What Makes the 12-Year Shoot of “Boyhood” so Groundbreaking?

While the story told in Boyhood (2014) is a very intimate, small-scale family drama, the actual film itself feels epic in scale due to its structure and unusual filming process, which spanned twelve years of shooting in order to follow a young boy’s (Mason, played by Ellar Coltrane) growth from childhood to adolescence and eventually into young adulthood.
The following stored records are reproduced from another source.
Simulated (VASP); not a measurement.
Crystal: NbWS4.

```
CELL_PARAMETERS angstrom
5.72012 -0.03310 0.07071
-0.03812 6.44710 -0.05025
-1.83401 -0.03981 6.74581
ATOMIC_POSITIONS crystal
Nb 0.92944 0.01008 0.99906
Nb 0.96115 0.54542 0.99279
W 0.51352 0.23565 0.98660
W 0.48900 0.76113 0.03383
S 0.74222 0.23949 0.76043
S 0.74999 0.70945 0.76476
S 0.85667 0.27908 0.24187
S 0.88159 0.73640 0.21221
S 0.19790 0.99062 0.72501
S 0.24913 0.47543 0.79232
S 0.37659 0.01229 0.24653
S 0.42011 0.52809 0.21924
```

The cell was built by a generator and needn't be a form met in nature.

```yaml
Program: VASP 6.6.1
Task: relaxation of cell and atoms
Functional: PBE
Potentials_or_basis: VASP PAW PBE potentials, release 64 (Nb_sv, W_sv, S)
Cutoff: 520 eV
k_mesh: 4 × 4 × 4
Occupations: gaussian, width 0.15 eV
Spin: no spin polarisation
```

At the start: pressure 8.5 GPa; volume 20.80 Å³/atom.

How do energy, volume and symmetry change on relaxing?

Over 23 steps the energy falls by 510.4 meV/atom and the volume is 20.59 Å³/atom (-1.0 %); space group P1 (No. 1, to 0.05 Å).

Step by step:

Completing Boyhood represents a remarkable achievement because of the significant financial and logistical risks inherent in such a project. Creator, writer and director Richard Linklater has said, “It’s the strangest proposition to ask someone to help finance something for twelve years in our industry. [Jonathan Sehring at IFC] doesn’t make a lot of films, and as years went on, I’d run into him, and he’d say, ‘Well, we have one film in production.’ Every year, I just had a board meeting. Everyone asks what the hell this is on the books. He had to lie, every year.”


Boyhood (2014)

Beyond the unusual way in which the film was funded, the movie’s filmmaking process is virtually unprecedented in the history of cinema – long-term projects encompassing a similar time frame as Boyhood typically only appear in documentaries (such as Michael Apted’s Up series, which has been revisiting its subjects every seven years since 1964), and even those documentary projects are exceptionally rare.

In the realm of narrative fiction, one of Boyhood‘s greatest influences is certainly François Truffaut’s Antione Doinel series, which began with The 400 Blows (1959), a sort of cinematic Bildungsroman tracing the main character’s development from adolescence to manhood. While Truffaut made four features and one short over the course of twenty years based around the semi-autobiographical character Antoine Doinel (Jean-Pierre Léaud), each of those works is self-contained. Logistically, Truffaut produced the features like a series of sequels rather than one continuing project. Similarly, Linklater’s own Before Sunrise (1995), Before Sunset (2004) and Before Midnight (2013) films were shot in nine-year intervals but always produced as individual sequels instead of one ongoing project.


Boyhood (2014)

One film that employed a filmmaking model closer to that of Boyhood is Everyday (2012) by Michael Winterbottom, which deals with a man’s five-year imprisonment. Winterbottom’ work was actually filmed over five years, shooting a few weeks at a time. However, besides being logistically simpler, Everyday also started years after Boyhood had already begun production.

Several films have attempted some of the same challenges as Boyhood, from following a specific character over an extended period of time to filming a single work over the course of several years. However, by attempting all of these things simultaneously over an unprecedented length of time, Boyhood stands as a singular, groundbreaking work in cinematic history.